Now I think all this, and more, evidences that social computing is about a very different Weltanschauung. I make no apology for the german by the way, there is no english equivalent as there were none for Cynefin. It is a voluntary world. I for one aim to avoid Second Life for as long as I can (the South Park episode on World of Warcraft should be a warning for everyone here). That aside, I am increasingly creating step by step in context, and with the capacity to change, a richer KM system within the world of social computing than could ever have been designed or implemented in the way people tried to create KM systems. I have been saying for some time that if social computing tools had been around a decade ago, KM might have become something other than an adjunct of the IT department.
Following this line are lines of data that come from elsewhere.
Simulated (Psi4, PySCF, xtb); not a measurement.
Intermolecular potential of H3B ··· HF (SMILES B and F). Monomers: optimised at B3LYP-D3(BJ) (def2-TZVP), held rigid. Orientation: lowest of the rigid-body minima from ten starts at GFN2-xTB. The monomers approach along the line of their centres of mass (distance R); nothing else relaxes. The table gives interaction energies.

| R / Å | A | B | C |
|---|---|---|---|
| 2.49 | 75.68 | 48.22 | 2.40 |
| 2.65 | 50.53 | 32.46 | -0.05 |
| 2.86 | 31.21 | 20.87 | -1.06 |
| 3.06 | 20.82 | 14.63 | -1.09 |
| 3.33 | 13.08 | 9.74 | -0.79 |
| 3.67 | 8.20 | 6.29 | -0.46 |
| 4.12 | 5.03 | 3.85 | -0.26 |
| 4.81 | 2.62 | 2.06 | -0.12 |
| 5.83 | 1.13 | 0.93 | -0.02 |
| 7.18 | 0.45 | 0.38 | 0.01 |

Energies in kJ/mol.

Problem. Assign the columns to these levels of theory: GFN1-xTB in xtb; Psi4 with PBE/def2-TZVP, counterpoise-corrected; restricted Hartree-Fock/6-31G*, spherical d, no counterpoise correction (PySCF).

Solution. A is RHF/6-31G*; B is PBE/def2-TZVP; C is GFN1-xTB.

So I would like to support Euan, I would also suggest reading his post carefully. He does not advocate just leaving things alone. The third point says it all, and you have to get people enthused, get the early adopters to use the tools. Its a lot harder letting things evolve, than designing something based on an ideal approach. Naturalising approaches are always to be preferred to the idealistic top down approach that characterises most management initiatives.

Of course we could deal with social computing tools using the tired old cliches of all previous technologies. One of the criticisms of Euan comes from this perspective, and from a surprising source. One of my RSS feeds is from the 21st Century Organization. This collective blog picks up on Euan’s post, but sees it (somewhat patronisingly I thought) as merely an inspiration, advocating as

….. essential (and not so easy) ingredients for ensuring an organization creates value from adopting any new technology include

  1. Changing individual mindsets
  2. Rethinking business models
  3. Adopting analytics to measure value creation
  4. Promoting new skill sets
  5. Changing reward systems to incent both participation and collaboration.

Now I think is deeply flawed and respond in the same sequence:

  1. The oldest excuse in the book is that people’s mindsets need to change to conform with designed ideal, this is a nonsense. Evolutionary approaches to systems mean that mindsets and systems allowed to evolve change each other. Trying to change mindsets, even if it could be morally justified just does not work
  2. Rethinking business models is sort of OK, if you don’t do the rethinking before you have put the technology in place. You need in a very real way to to allow your business model to evolve in parallel with technology adoption.
  3. Adopting analytics to measure value creation
  4. Promoting new skill sets
  5. Reward systems, linking social obligations to targets and promotion criteria are the single most stupid thing that anyone can do in KM or any other system reliant on social interaction. People will always share with people in the context of proven need, but to share in anticipation of that need will not happen. All that happens if you create a reward mechanism is that people game the system. Its another excuse (like the culture was wrong) for an ill conceived approach

What amazes me is that this list could have been produced anytime in the last 100 years (and has been). If it was really the cause of so much failure, don’t you think someone would have got it right by now? It contains the assumption that if a designed system fails it is somehow or another the fault of the people who are expected to use the system, rather than the approach of those who did the design in the first place.

Finally we come to the Weltanschauung word again. I think one of the issues with this is that people are writing about social computing as a social system, using the language and methods of social science. In practice I think we have here an environment and tools which form a complex adaptive system, or rather systems. Some practices are creating strange attractors, stabilities that limit future possibilities, some practices are teetering on the edge of a catastrophic change. Maybe we should do back the the natural sciences, rather than the social sciences to provide an understanding of what are an emergent phenomena? That might also help us overcome the ideological aspects and the dangerous cult of the individual. A complex system just is and agency can change from the collective to the individual. Complexity is also the science of uncertainty and with it goes what I call the paradox of control. If you aim to influence, but not design evolution you have more control than if you attempt to design an ideal system.